Many Bannock County residents have been angered and confused since receiving their property assessments. Increases on average of more than 20 percent have homeowners wondering how such an increase could have occurred, seemingly overnight.

Long lines and short tempers have been common in the assessor’s office as people search for an explanation.

“I’ve never seen it confusing like it is from year to year,” longtime Bannock County resident Steve Leaman said, “but this one is kinda confusing.”

The County Assessor, Sheri Davis, offered a simple answer.

“It is a market correction, it is a market correction,” she said.

But it’s not that simple.

The county was not up to state compliance since many home market values weren’t up to date and hadn’t been for years.

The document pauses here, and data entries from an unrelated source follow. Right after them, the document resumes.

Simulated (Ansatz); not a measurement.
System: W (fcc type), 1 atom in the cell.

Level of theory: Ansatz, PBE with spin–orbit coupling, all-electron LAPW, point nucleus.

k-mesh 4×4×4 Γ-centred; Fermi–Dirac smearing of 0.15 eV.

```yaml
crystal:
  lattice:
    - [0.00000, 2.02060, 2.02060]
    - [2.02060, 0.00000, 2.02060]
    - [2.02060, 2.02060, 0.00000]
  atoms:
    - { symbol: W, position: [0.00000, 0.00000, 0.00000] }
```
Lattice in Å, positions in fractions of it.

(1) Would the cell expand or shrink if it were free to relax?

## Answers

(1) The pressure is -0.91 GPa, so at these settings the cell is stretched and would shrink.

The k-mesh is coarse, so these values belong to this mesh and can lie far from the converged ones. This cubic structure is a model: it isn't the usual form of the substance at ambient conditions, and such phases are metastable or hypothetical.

“You are required to bring your values into compliance so that the state, the state has authority to step in and do it themselves, and if we would not have, we were far enough out of compliance that they would have stepped in and regulated our values,” she explained.

Davies said that this would’ve prevented people from appealing those numbers for three years. But many have asked for an appeal this year. So many that Davies said she was afraid to guess the total.

The increases, which some, like Leaman, have seen at nearly 50 percent this year, are part of an indexing process.

Each year, 20 percent of the homes in the county are appraised. This way, all the homes in the county have been appraised over a five-year span.

This year, nearly 100 percent of the county’s homes were brought up to market value.

But Davies, who’s held the position for less than six months, said this issue goes back years.

“I’ve been told that values in Bannock County have not been addressed for decades.”

It is unclear exactly how that could have occurred, but Davies said it’s more than likely the reason the mill levy in the county is the highest in the state.

“That happens when our values are low and not at market value,” she said.

Davies said the increased market values are actually desirable since they will help to lower the levy.

“We figured that same cost of running our government, against a higher amount, that, by law, that forces that levy down,” she said. “And so, guaranteed, as these go up … that levy will go down.”

Still, there is confusion as to what causes the value to rise.

“What do you do to your property to make it go up?” Leaman asked. “Can you plant a tree? Property go up? Put a fence, does it change?

“I just I don’t understand it all.”

Davies acknowledged that some numbers may be inaccurate, due to issues that arose when the office changed computer systems.

If you wish to file an appeal, the office asks that you do so before July 5, but they will continue to honor requests until July 8.